1/2 pound lasagna noodles (cooked to package directions)
2 cups fresh basil leaves
3 cloves garlic, minced
1/2 cup pine nuts
1/4 cup Italian parsley
1/2 teaspoon salt
1/2 cup virgin olive oil
1/4 cup grated Parmesan cheese
Prepare sauce: Put basil, garlic, pine nuts, parsley, salt, and oil into blender or food processor and blend into a smooth paste. Add Parmesan cheese and process a few seconds more.
1 cup ricotta cheese
1/2 cup plus 2 tablespoons grated Parmesan cheese
1/2 pound shredded mozzarella cheese
Prepare filling: In a mixing bowl, beat the ricotta, egg, 1/2 cup Parmesan cheese, 1 cup mozzarella, and 1/2 cup Pesto Sauce (save any leftover sauce in a covered glass jar in the refrigerator for use at some other time).

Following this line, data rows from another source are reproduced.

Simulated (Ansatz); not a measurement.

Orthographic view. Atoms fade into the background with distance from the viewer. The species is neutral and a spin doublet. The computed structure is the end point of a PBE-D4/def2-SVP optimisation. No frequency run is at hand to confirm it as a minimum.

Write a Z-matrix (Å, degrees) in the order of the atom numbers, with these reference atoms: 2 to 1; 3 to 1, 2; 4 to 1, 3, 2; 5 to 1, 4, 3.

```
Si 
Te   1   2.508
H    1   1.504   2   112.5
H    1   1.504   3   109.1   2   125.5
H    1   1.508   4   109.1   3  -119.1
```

Preheat oven to 350 degrees F. Grease a 9x13-inch baking dish and place in it one layer of cooked lasagna noodles. Cover with ricotta-pesto mixture and then another layer of lasagna noodles. Sprinkle top layer with remaining mozzarella cheese and remaining Parmesan cheese. Bake for 25 minutes.